Writer: Kenny LambKenny Lamb

Expanding Your Palette.

Expression has many forms. In songwriting, words are the front lines of our communication. They pull the listener in, create intrigue and interest, and tell a story.


The musical aspects of expression in songwriting – melodies, musical lifts and patterns – also affect a listener deeply on their own. When words and melody merge together to become one expression, we have the art of song. It becomes something more than the sum of its elements.

We begin with an idea, but how we express it will determine what it becomes, and how it may affect the listener. The style in your songwriting is shaped not only by the lyrical and music colors you have in your ever expanding palette, but the way you combine them. As we develop and hone our craft, I have always felt that writing what comes natural, with an added awareness of technique, is a powerful combination. The art and the craft can then work together to produce great results. To me, the craft is what gives the art its place to live. It’s the frame to the painting, and the map to the treasure. As a great writer once said, ”To write is human, to edit is divine.”

Lyrical Expression

In lyric writing, like any good writing, we must be concise. Not that it has to be inherently short, but as the great literary guru William Strunk Jr famously said, “every word tell”. Phrases that say a lot, and words that say more due to the context in which they are used – these are the kind of elements in writing lyrics that give a song it’s depth. When a lyric and melody are glued together in some connected, organic way, then we are on to something good. A lyric and a melody should sound like they sprang out of the same well. And sometimes they do, in a moment of stream of consciousness creative flow, but sometimes as songwriters we need to do the pairing. Melodies have a mood, and words have a message. How we combine these ingredients is where the song magic hides.

Poetry.

Poetic lyrics paint with emotion and say a lot. Alliteration and poetic nuances to songwriting can give us a less analytical and more soulful style of expression. We can then edit in ways that use the best of the poetic clay we unearthed, but then add shape and clarity. Then it's time to step back and see if what we have is a cohesive verse, whether more abstract or more literal, that works. If not, we craft the art a little further until it does. I think it's good to be adventurous with words. We can always tame them down if we go too far, and sometimes that’s the only way to know that we’ve reached far enough. The shallow pond is comfortable, but it is the depths of the unexpected that will always call us to explore. Tap the poetic well, it is deep with possibilities.

Hooks favor the bold.

In writing hooks, I’ve found that really, really stretching and pushing for new ways of looking at things is so key to progressing as a songwriter. To do this, we first have to recognize when we haven’t stretched enough. After that, it’s on us to do the imaginative thinking that might lead to a unique angle and hook to an idea. Maybe it’s a surprising perspective, maybe it’s an unexpected word or phrase used to apply to something in a way you’ve never heard it applied to. Maybe it’s a fictional story that has characters and happenings that take the listener to an interesting scenario, relatable but imaginative.

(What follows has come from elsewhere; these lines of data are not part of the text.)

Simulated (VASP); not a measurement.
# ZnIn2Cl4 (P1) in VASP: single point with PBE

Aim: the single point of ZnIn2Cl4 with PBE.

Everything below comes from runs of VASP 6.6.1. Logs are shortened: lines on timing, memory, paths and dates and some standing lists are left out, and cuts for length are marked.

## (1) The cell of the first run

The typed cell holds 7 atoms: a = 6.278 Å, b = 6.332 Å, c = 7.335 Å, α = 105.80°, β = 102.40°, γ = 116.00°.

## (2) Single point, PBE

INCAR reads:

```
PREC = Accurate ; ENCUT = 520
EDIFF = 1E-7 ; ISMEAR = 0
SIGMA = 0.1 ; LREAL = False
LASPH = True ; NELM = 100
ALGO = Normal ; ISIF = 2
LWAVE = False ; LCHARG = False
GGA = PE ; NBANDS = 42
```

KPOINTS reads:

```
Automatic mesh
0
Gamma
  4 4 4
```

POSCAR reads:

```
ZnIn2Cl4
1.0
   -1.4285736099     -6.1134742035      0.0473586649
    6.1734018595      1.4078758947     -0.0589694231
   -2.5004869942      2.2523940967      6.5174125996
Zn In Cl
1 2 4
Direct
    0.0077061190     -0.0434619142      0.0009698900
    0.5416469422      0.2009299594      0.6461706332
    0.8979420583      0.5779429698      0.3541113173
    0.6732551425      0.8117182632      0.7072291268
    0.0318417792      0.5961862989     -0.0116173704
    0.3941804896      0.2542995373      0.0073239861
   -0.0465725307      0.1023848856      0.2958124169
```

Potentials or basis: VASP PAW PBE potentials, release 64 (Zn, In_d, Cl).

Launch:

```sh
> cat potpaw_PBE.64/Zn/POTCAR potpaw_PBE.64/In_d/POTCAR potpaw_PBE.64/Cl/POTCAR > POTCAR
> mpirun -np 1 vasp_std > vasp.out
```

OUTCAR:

Genres have much to do with hook styles. Country music can be much more about telling stories, but vibe and emotional texture is found there as well. In Pop music, we may need more vibe, less literal story, but again there are exceptions. Expanding our songwriting into new genres may require some artistic control of our expression at first. That is the craft. We just can’t lose the art and originality in the process. That will always be what’s most important at the end of the day.


In writing lyrics, I've found that it's not just being good with words that matters most. It is having a closeness to words and their nuances. Another important factor in lyric writing is not in what words say, but how words sing. A word or phrase can feel very different depending on the melody that delivers it. It doesn't change the words, but melody will greatly affect their mood, and the meaning that comes across. Developing a sharp ear for how words feel in a melody is a real strength when it comes to writing great songs. It keeps us pushing and not settling for a word that may say what we want to say, but it is not feeling how it needs to feel.


Songwriting is a dynamic process. Songwriters should delve into those dynamics and get to know them more fully. In this way, we get closer to the music, and closer to some of that song magic waiting to be found.